Open Zaak's development team is strongly committed to responsible reporting and disclosure of security-related issues. As such, we’ve adopted and follow a set of policies which conform to that ideal and are geared toward allowing us to deliver timely security updates to the official distribution of Open Zaak.

Reporting security issues

Short version: please report security issues by emailing [email protected].

If you discover security issues in Open Zaak or related projects under the same organization, we request you to disclose these in a responsible way by e-mailing to [email protected].

It is extremely useful if you have a reproducible test case and/or clear steps on how to reproduce the vulnerability.

Please do not report security issues on the public Github issue tracker, as this makes it visible which exploits exist before a fix is available, potentially comprising a lot of unprotected instances.

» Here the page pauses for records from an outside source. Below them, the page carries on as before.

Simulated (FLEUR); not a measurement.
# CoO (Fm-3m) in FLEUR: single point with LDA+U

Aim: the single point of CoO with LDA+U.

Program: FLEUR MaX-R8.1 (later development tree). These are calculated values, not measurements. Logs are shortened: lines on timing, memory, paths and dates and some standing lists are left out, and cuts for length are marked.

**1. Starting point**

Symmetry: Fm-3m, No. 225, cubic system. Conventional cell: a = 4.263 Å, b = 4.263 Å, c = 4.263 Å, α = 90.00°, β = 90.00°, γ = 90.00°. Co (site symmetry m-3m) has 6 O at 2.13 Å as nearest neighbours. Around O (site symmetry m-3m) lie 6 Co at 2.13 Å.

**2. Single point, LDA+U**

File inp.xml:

Once you’ve submitted an issue via email, you should receive an acknowledgment from a member of the security team as soon as possible, and depending on the action to be taken, you may receive further followup emails.

Timeline of the process

Open Zaak has a technical steering group, of which all members are involved in the handling of security issues.

  1. The recipients of the report first validate if there is indeed a (possible) issue.
  2. After validation, we confirm that we received the report and if it is indeed a valid issue.
  3. We have a private Github repository accessible to the technical steering group. In this repository, an issue is created for the vulnerability where the impact and possible solutions are discussed.
  4. The next step is to create a (draft) Github security advisory, which is only visible to the repository administrators and technical steering group. Severity and impact will be established here.
  5. If appropriate, we request a CVE identifier from Github.
  6. A patch is implemented, reviewed and tested in a private fork.
  7. During the patch development process, known service providers are contacted to inform them of the vulnerability and coordinate the release date and rollout of the fix.
  8. When the fix is tested and release coordination is done, the fix is merged into the primary repository. The security advisory and release are published. Service providers update their managed instances.